We are now in a position to answer specifically the problem of this investigation. The results show: (1) that those five subjects who recall objects better than nouns (involving images) when each occurs alone, also recall objects better than nouns when each is recalled by means of an unfamiliar verbal symbol with which it has been coupled; (2) that the same is true of verbs and movements; (3) that these facts also receive confirmation on the negative side, viz.: the one subject who does not recall objects and movements better than nouns and verbs (involving images) when they are used alone, also does not recall them better when they are recalled by means of foreign symbols with which they have been coupled.
The problem proposed at the outset of the investigation having been answered, two minor questions remain: (1) as to images, (2) indirect associations.
1. All the subjects were good visualizers. The images became clear usually during the first of the three presentations, i.e., in 1-3 secs., and persisted until the next couplet appeared. In the second and third presentations the same images recurred, rarely a new one appeared.
An interesting side light is thrown on M.’s memory by his work in another experiment in which he was a subject. This experiment required that the subject look at an object for 10 secs. and then after the disappearance of its after-image manipulate the memory image. M. showed unusually persistent after-images. The memory images which followed were unusually clear in details and also persistent. They were moreover retained for weeks, as was shown by his surprising ability to recall the details of an image long past, and separated from the present one by many subsequent images. His memory was capacious rather than selective. His eyesight was tested and found to be normal for the range of the apparatus. Possibly his age (55 yrs.) is significant, although one of the two subjects who showed the greatest preference for objects and movements, Mo., was only six yrs. younger. The ages of the other subjects were S. 36 yrs., Hu. 23 yrs., B. 25 yrs., Ho. 27 yrs.

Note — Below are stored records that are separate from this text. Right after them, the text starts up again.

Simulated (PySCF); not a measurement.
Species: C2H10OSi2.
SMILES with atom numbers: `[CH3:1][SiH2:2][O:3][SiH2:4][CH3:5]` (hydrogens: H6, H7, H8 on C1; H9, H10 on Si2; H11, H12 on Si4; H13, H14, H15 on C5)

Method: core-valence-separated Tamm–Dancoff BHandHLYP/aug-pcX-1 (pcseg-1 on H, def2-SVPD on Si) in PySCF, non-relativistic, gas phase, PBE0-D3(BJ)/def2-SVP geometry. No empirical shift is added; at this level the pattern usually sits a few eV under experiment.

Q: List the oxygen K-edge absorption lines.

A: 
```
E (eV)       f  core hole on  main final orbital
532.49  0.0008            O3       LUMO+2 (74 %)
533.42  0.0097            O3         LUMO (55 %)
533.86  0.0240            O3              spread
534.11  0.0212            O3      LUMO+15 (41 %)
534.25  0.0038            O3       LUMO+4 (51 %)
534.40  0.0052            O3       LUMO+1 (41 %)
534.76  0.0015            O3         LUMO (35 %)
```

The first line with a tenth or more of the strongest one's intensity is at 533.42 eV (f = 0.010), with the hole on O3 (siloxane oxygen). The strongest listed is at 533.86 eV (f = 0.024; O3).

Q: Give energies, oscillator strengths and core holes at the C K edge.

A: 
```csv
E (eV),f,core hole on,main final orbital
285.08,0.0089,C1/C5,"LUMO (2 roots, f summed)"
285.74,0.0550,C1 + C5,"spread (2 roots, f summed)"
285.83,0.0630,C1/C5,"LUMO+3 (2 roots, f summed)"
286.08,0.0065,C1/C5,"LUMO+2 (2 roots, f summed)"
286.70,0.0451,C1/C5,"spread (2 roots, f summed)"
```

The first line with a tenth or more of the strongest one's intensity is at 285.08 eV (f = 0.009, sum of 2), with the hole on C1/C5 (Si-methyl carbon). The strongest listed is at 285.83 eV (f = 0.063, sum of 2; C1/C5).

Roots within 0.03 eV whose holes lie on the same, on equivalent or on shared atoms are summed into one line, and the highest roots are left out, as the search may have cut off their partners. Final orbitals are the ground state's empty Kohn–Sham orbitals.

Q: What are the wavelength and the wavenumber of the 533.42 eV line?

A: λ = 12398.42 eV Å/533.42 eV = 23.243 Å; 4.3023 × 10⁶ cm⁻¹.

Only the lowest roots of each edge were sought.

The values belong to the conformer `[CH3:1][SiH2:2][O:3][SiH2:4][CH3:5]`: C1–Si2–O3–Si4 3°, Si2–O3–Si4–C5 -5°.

That some if not all of the subjects did not have objective images in many of the noun and verb couplets if they were left to their own initiative to obtain them is evident from the image records in the A set, in which the presence of the objective images was optional but the record obligatory. The same subject might have in one noun or verb series no visual images and in another he might have one for every couplet of the series. After the completion of the A set, the effect of the presence of the objective images in series of 10 nouns alone, or 10 objects alone after two days’ interval, was tested. This was merely a repetition of similar work by Kirkpatrick after three days’ interval, and yielded similar results. As a matter of fact some of the subjects were unable wholly to exclude the objective images, but were compelled to admit and then suppress them as far as possible, so that it is really a question of degree of prominence and duration of the images.